History of the Loudoun County Courthouse
Loudoun County Beginnings
Loudoun County was formed in 1757 from a branch of Fairfax County. Loudoun County is named after John Campbell, who was the fourth earl of Loudoun and a Scottish nobleman. Campbell, at the time, was the titular governor of Virginia, from 1756 to 1758, and a former commander in chief of the British armed forces in Virginia.
Most of Leesburg was founded on the property of Nicholas Minor, who petitioned the General Assembly for the construction of a town on his land. Originally named Georgetown after King George I of England, the town’s name was later patriotically changed to Leesburg, in honor of Francis Lightfoot Lee, a signer of the Declaration of Independence. This name change was an excellent way for Leesburg to show its faith and support of our newly founded country.
There have been three courthouses in Loudoun County. The first was built in 1758, overseen by Aeneas Campbell, who was also the first sheriff of the county. The courthouse was fairly small, measuring 40 feet by 28 feet in size, and costing 365 pounds. It was constructed of brick and had five windows, which were framed with white oak. The window sashes were made of "well-seasoned pine," and each had shutters with hooks and bolts. The front door was 8 feet high and 4 1/2 feet wide.
The county court performed executive, legislative, and judicial duties. Originally, the county court met only quarterly. The justices of this era received no payment for their services, so only wealthy people who could afford to miss work in order to hold these positions. However, acting as a justice certainly had its rewards, as it enabled that person to function as the center of attention and power in local affairs. The Declaration of Independence was read on the steps of the first courthouse during August Court Days of 1776. It was the first reading of the document anywhere in the State of Virginia.
Loudoun’s first jail was in close proximity to the first courthouse. The jail was built under the supervision of Daniel French, who was hired to build the "gaol and stocks" for 83 pounds. However, the court negligently provided French with either little or poor information regarding the construction of the jail. As a result, it ended up unsafe and badly built, certainly not good characteristics of a holding facility. Unable to meet the public’s demands, the county government declared the jail to be inadequate. Its use was terminated on November 14, 1759.
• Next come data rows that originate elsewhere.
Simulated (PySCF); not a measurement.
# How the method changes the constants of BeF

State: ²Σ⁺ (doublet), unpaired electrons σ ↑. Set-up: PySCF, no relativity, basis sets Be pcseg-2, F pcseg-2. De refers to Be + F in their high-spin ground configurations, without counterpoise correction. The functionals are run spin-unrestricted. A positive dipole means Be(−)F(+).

A second and larger courthouse was built in 1811, also of brick. It consisted of four large and beautiful stone pillars, of which there are still remnants in today’s courtyard. Several pieces of these pillars were saved by builder Joseph Layette Norris, and they were returned in 1978 "by caring citizens," as the plaque dedicating them reads. The second courthouse stood until about 1888. That courthouse survived the Civil War and, in fact, was the setting for a shootout between Yankee and Confederate soldiers on the front lawn.
The third and present courthouse was erected in 1895. It rises on four columns, has double doors, and is capped by a clock and bell housed in a belfry. In front of the courthouse stands a statue of a Confederate soldier. The statue was designed by F.S. Sievers, and dedicated to the courthouse in 1908. It serves as a memorial to the many Rebel soldiers who died fighting for the cause in which they believed. The modern courthouse is adjoined by other county offices and the Juvenile and Domestic Relations Court. In August 1987, the Office of the Commonwealth’s Attorney was transferred to the Valley Bank Building which is adjacent to the courthouse. The courthouse is part of the Leesburg Historic District recognized by the Virginia Historic Landmarks Commission.
Stocks and whipping posts have been relocated on the courthouse grounds. They portray a vivid image of the harsh methods of law enforcement utilized in our community’s past.